Jonathan Portes and John van Reenen pick apart the arguments used to intially justify austerity policies and argue that delayed fiscal consolidation would have been a far better policy than immediate cuts.
When Britain’s coalition government announced its plan for aggressive fiscal consolidation on taking office in May 2010, three key arguments were advanced by its supporters.
The first was that there was no alternative: if borrowing continued on its current track, the gilts market would panic. In its extreme form, this was always scaremongering. But it has been disproved by events even more thoroughly than most of us expected. We are now on course to borrow even more than was planned before the austerity programme was announced. Yet long-term interest rates in Britain are at historic lows just as they are in virtually every industrialised country with monetary independence. This is the result of low growth, not fiscal consolidation.
The second argument was that fiscal consolidation would help, or at least not derail, recovery. Again, this relied more on faith than economics. While we shouldn’t read too much into last week’s output figures, the UK economy is hardly thriving. Its weakness is in large part the result of fiscal policy – the International Monetary Fund estimates that this has reduced gross domestic product by about 2.5 per cent so far.
The third, much more compelling, argument was that since, over the long run, the books have to balance, fiscal consolidation was inevitable. So why delay the pain? This sounds logical. But it contravenes the textbook prescription – followed successfully by the 1992-97 government – that deficit cutting should follow, not precede, sustained recovery. The economic case for delaying deficit reduction has been powerfully made by Brad Delong and Larry Summers, who argue that – given plausible assumptions about the impact of fiscal policy when economies are depressed, as opposed to “normal” times – this would yield big medium to long-term benefits.

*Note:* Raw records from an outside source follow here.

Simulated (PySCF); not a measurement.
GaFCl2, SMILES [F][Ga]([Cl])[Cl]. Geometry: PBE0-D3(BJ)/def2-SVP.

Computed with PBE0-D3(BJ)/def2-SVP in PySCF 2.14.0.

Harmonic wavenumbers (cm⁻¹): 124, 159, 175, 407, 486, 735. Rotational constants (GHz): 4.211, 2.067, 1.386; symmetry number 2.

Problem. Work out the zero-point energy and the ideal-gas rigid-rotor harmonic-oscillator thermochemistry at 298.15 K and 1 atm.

On August 3rd the National Institute of Economic and Social Research (NIESR) publishes research that attempts to put hard numbers on the economic impact of immediate versus delayed fiscal consolidation in the UK. We look at the impact of implementing the same tax rises and spending cuts, only starting in 2014, when we assume the economy would have returned to “normal”. We also look at what would have happened without any consolidation at all.
This affects the projections, first, because both short and long-term interest rates are currently very low, so the response of monetary policy to fiscal policy differs a lot. Second, many UK households and firms are financially constrained right now because borrowing is difficult. Again, this makes fiscal policy more potent. Finally, protracted high unemployment affects the supply side of the economy in the medium term. The long-term unemployed are less likely to look for, or find, jobs, and may suffer permanent damage to skills and motivation. All these effects are well known, but hard to incorporate in standard models.
The results are striking. The modelling confirms that doing nothing was not an option; our “no fiscal consolidation” scenario leads to unsustainable debt ratios. So some pain was inevitable; under both our “immediate consolidation” scenario and that of “delayed consolidation”, deficit cutting worsens growth and unemployment, just as it has done.
But our estimates indicate that the impact would have been much less, and less long-lasting, if consolidation had been delayed until more normal times. The cumulative loss of output over the period 2011-21 totals about £239bn in 2010 prices, or 16 per cent of 2010 GDP. And unemployment is higher for some two to four years longer if tightening comes when the economy is depressed. So early tightening has real, large costs.
These are scenarios, not forecasts. The choice of 2014 as a time when the economy would have returned to normal is arbitrary and, in reality, global developments could well have changed that in any case. But the research shows why, and how much, macroeconomic judgments matter.
The good news is that, in our model at least, the UK economy eventually returns to equilibrium whatever the path of consolidation. But in the long run we are all dead. This analysis shows that the economic pain resulting from fiscal consolidation, while unavoidable, could have been substantially reduced by a sensible application of basic macroeconomic principles.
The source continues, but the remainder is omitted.